ARE WE PORN THIS WAY?
“The problem with the young ones is that they get all their moves from porn!” said a girl friend of mine at dinner the other day. “They have no idea what a girl wants and they think they have to try the most ridiculous positions. You have to hold them still and tell them to calm down. Take it easy. This isn’t how people have sex in the real world.”
I was amused to hear that. My boyfriend and I try things out from porn quite often. It’s not like we systematically go through every move we’ve seen, but it definitely influences our ‘real world’ sex. I can tell exactly what kind of porn he’s been watching when the style changes, new phrases creep into the dirty talk or the tempo quickens to match some of our favourite genres.
And why not? Those directors didn’t spend years honing their cinematographic skills only to have them wasted on unappreciative audiences. Those actors aren’t there to be misunderstood in their time or ignored in their art.
Society’s disapproval of porn makes me angry, in fact. Why is it considered so scandalous to enjoy watching people have sex? Why do people talk about it in hushed tones as if only degenerates or those who are deeply unhappy watch it? Many straight couples, from what I can tell, consider it a betrayal of trust. You couldn’t possibly love me and find other people hot, goes the bizarre logic. It means I’m not enough for you. Conservatives hide behind ‘family values’ or religion, but actually they just don’t want anyone else to have a good time.

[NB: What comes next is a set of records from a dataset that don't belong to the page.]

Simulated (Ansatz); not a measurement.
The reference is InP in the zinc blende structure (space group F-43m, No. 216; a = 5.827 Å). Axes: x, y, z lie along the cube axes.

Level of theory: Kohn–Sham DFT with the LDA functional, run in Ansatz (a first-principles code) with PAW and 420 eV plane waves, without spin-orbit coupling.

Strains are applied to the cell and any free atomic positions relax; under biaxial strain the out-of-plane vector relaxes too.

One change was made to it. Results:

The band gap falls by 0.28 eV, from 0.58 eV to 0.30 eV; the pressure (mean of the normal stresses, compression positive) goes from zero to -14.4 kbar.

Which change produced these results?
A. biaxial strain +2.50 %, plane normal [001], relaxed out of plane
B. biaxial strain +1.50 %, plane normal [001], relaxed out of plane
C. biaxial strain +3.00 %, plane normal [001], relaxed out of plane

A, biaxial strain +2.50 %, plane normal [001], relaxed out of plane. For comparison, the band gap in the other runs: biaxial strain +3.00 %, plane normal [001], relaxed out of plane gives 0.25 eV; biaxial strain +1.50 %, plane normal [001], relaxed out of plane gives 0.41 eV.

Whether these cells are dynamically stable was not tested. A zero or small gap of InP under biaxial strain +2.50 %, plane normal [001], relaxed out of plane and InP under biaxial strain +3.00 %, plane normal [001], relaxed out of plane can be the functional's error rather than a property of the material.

When South Africa’s proposed porn channel was banned, I was ready to take to the streets in protest. It’s not that I’m so into porn that I want to die on my sword for it. But the principle really pisses me off. If you don’t want to watch something, then don’t watch it. There’s no need to go banning things all over the place. This isn’t North Korea.
But my friend’s comment did remind me that porn, and the techniques propagated in it, is perhaps not hugely enjoyable for girls. Conventional wisdom dictates that girls are less visual when it comes to sex, after all. They don’t find porn all that fascinating because their sexuality is more about emotion than abs, and who is doing the moves is more important than what they are.
I have never dated a girl for long enough to know if that’s true (my longest sexual liaison with a girl having lasted exactly not one instant) but I would imagine that, as with all generalisations, there are plenty of people for whom it is not. My hunch is that women are more afraid of admitting to sexual fantasies because we live in a patriarchal society in which women are shamed and men are celebrated for the same sexual acts.
And to be sure, there are some brands of porn that degrade women. Ted Bundy famously blamed violent pornography for his descent into serial killing. But most porn isn’t violent, and most people who watch it aren’t serial killers.
Most porn is just light-hearted sexual fun and plain old escapism. It helps provide sexual release to the frustrated, lonely and bored. It’s an excuse to marvel at the beautiful human form, an exercise in imagination and fantasy and sometimes, when the lines and acting are particularly bad, a good laugh. It may not provide the best blue-print for healthy, happy relationships, but nor do most Hollywood movies – and at least porn doesn’t pretend to be about love.
It’s especially infuriating that gay porn is considered more scandalous than the straight kind. If anything, gay porn is less dangerous because it doesn’t riff off the same patriarchal power structure. You can’t take any lessons from it about how to treat men, because both (or all) roles are being played by them. Even if you like it rough, both abuser and abusee in the fantasy are the same sex. No one group of people is portrayed as powerless.
Gay culture’s embrace of pornography, however, is killing the art of flirtation. Guys send each other cock shots as hellos on dating sites these days, when a friendly smile or witty comment used to break the ice. A friend of mine received a message on social media the other day, from someone he had never laid eyes on before, that read as follows (and I quote it verbatim):
“I wanna be your cum-dump, bubble-butt, bottom boi”
The alliteration is quite poetic, I suppose. And it’s always flattering to know that you exude the kind of raw sexual magnetism in your profile picture that makes people say things like that to you, unprovoked. But what the hell kind of message is that? Are we really speaking like that to one another now? Is that how we seduce and charm? Lines like that are ridiculous enough in porn, but when they’re used without even knowing what someone looks like in the flesh, without even the shallow intimacy of actually being in bed with them – hhayibo! It’s so unbelievably tacky. It’s so transactional and entitled.
And therein lies the one problem with porn. It is objectifying. And objectification has a nasty edge to it.
Because we’re all men, that objectification isn’t offensive or unequally distributed. And there is nothing wrong with appreciating, being or playing with a delicious sexual object every now and again. But when it becomes all we see in others, and all we think we have to offer when striking up a conversation – that is depressingly dehumanising.
Perhaps there’s some truth in what my friend said, after all. While we disagree about the recreational appeal of porn-style sex in real life, I have to agree with her that if it shouldn’t be the only kind of sex on offer. It’s healthy to have, watch and play out sexual fantasies, and to loosen up about porn. It’s also healthy to remember that it’s another human you’re having sex with, and they probably have more to offer than some badly scripted lines and awkward, camera-friendly moves.